And I just...can' it.

My best buddy
Barb wants to know when I'm going to finish that great book I started last year...the one that won that contest, and hooked that agent's interest? The one I stalled out on and could not--COULD NOT--find a way to finish. She thinks I should give it another shot. She's right. She's ALWAYS right. That's why I hired her.

But I'm scared chicken to try. And if you think THAT'S not a painful thing to admit, then you just haven't been paying attention around here. :p

My other best buddy,
Don? He loves my dark, kinky stuff, but he thinks I've got a straight horror story in me. Well hell, so do I. The question is, will anyone pay for the straight horror story I have in me? Because crass as it may seem, there came a point about a year ago when I stopped doing this for pure love of the craft and started chasing the specter of an eventual pay-day. But he's right, too, dammit.
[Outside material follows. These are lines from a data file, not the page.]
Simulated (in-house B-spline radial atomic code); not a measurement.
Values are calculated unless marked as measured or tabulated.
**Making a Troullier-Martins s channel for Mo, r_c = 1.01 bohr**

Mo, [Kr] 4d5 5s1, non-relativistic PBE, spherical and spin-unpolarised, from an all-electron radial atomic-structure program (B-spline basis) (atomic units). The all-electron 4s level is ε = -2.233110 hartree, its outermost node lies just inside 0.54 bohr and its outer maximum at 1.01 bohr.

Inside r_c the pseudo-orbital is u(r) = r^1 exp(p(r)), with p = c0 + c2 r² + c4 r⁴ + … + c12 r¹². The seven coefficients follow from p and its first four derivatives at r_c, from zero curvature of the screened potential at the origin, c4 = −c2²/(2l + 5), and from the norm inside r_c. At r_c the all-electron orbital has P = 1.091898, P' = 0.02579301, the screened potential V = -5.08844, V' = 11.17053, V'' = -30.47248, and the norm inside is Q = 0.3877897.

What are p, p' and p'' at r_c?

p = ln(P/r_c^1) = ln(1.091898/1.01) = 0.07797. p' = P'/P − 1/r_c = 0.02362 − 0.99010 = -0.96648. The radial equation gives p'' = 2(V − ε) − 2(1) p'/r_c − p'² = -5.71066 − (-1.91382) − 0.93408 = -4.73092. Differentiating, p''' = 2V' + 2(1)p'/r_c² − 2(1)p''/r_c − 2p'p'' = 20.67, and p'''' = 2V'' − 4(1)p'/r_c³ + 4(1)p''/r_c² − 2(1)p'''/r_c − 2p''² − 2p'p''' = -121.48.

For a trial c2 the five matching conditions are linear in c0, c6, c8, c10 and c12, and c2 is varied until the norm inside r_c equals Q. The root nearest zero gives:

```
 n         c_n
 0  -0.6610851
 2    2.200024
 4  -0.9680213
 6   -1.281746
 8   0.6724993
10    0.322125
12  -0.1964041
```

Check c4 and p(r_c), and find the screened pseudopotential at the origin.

And my mother wants to know when I'm going to finish the historical women's fiction she can show to her church group.

And my father wants to know when I'm going to write something he'd like to read.

And my husband wants to know when "this writing thing" is finally going to start paying off.

And my children want to know when they can use the computer.

And look at that...the blog entry that began with three false starts is written, and there's no blood on the keyboard. I feel less like punching the monitor than...maybe...opening a file and...possibly...LOOKING at a manuscript. Probably not historical women's fiction (sorry, Mom) or winning contest entry (sorry, Barb) but something.

Which is good, because a) I have ethical issues with veal, and b) I make a crappy Greek-American hausfrau. (I lack the correct dedication to cleanliness as an art form.)

Onward. Upward. Aren't you glad you stopped by?

Tuesday, July 19, 2005

High School Stereotype Quiz...How Scarily Accurate...

Snagged this from Monica...

Take the What High School
Stereotype Are You?

Friday, July 15, 2005

So Long As We're Crowning Ourselves, I Wanna Be Princess Pudenda...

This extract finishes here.